103. Utopia (Lincoln Child)

Sunday, July 11, 2010
Plot summary from Lincoln Child's official website:

Rising out of the stony canyons of Nevada, Utopia is a world on the cutting edge of technology. A theme park attracting 65,000 visitors each day, its dazzling array of robots and futuristic holograms make it a worldwide sensation. But ominous mishaps are beginning to disrupt the once flawless technology. A friendly robot goes haywire, causing panic, and a popular roller coaster malfunctions, nearly killing a teenaged rider. Dr. Andrew Warne, the brilliant computer engineer who designed much of the park’s robotics, is summoned from the East Coast to get things back on track.

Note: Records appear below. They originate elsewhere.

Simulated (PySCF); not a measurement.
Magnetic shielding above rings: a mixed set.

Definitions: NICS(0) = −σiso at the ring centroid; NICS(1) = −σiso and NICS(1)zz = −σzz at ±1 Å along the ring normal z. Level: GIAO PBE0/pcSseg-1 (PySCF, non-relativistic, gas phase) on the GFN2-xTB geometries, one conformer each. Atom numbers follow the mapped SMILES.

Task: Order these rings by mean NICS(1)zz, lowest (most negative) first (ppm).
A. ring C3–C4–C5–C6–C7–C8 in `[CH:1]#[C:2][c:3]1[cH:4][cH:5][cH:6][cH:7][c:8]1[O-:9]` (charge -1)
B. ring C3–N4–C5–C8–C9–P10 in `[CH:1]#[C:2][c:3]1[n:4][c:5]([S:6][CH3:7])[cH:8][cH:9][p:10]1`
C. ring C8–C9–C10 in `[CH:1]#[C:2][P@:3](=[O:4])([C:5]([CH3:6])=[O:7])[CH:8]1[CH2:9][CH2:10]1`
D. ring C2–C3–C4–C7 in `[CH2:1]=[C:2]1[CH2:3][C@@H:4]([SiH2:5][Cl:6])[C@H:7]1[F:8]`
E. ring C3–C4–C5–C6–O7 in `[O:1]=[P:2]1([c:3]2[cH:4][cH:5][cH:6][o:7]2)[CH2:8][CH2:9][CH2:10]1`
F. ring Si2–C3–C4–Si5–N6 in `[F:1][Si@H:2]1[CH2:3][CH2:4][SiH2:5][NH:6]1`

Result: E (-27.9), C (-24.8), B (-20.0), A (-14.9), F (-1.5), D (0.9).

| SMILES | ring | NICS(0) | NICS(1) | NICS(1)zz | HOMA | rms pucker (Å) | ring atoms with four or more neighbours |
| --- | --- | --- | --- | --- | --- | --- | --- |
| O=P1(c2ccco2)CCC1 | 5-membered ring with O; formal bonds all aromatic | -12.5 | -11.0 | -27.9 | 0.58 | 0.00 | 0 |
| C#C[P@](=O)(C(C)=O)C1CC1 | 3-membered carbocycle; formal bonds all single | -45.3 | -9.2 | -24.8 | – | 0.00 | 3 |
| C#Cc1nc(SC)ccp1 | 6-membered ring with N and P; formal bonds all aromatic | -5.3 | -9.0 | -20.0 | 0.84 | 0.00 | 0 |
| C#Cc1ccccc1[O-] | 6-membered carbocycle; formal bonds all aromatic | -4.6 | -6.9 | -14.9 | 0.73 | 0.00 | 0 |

On the day Warne arrives, however, Utopia is caught in the grip of something far more sinister. A group of ruthless criminals has infiltrated the park’s computerized infrastructure, giving them complete access to all of Utopia’s attractions and systems. Their communication begins with a simple and dire warning: If their demands are met, none of the 65,000 people in the park that day will ever know they were there; if not, chaos will descend, and every man, woman, and child will become a target. As one of the brains behind Utopia, Warne finds himself thrust into a role he never imagined–trying to save the lives of thousands of innocent people. And as the minutes tick away, Warne’s struggle to outsmart his opponents grows ever more urgent, for his only daughter is among the unsuspecting crowds in the park.

Yet another familiar author on this blog. Like my weird taste for James Rollins' cheesy novels, I'm developing quite the taste for Lincoln Child. Not a huge fan of most of his collaborations with longtime literary partner, Douglas Preston, but his individual work keeps me entertained. When I first read a blurb about this book, it didn't mention anything about "ruthless criminals" or cyber terrorists - the hook for me was the robots gone amok. Who doesn't like a "good robot gone bad" story? Turns out, the story's not really about the robots which was disappointing, and I had a revelation half way through the book about the real identity of 'John Doe' which turned out to be all in my head (also disappointing...it would have made a great plot twist).

Child's novels seem (as do Rollins') written for the big screen - not surprising given the fact that both authors have had novels turned into feature films (or written screenplays). As usual, I'll recommend this one but I'm not going to push that anyone else reads it. I consider it thriller-fluff. No more exciting or thrilling than most of the genre out there. Mind you, that might just make it perfect summer reading. If you're heading to the beach, the cabin, or camping with friends and need something light on the old grey matter to read, pack a copy in your bag.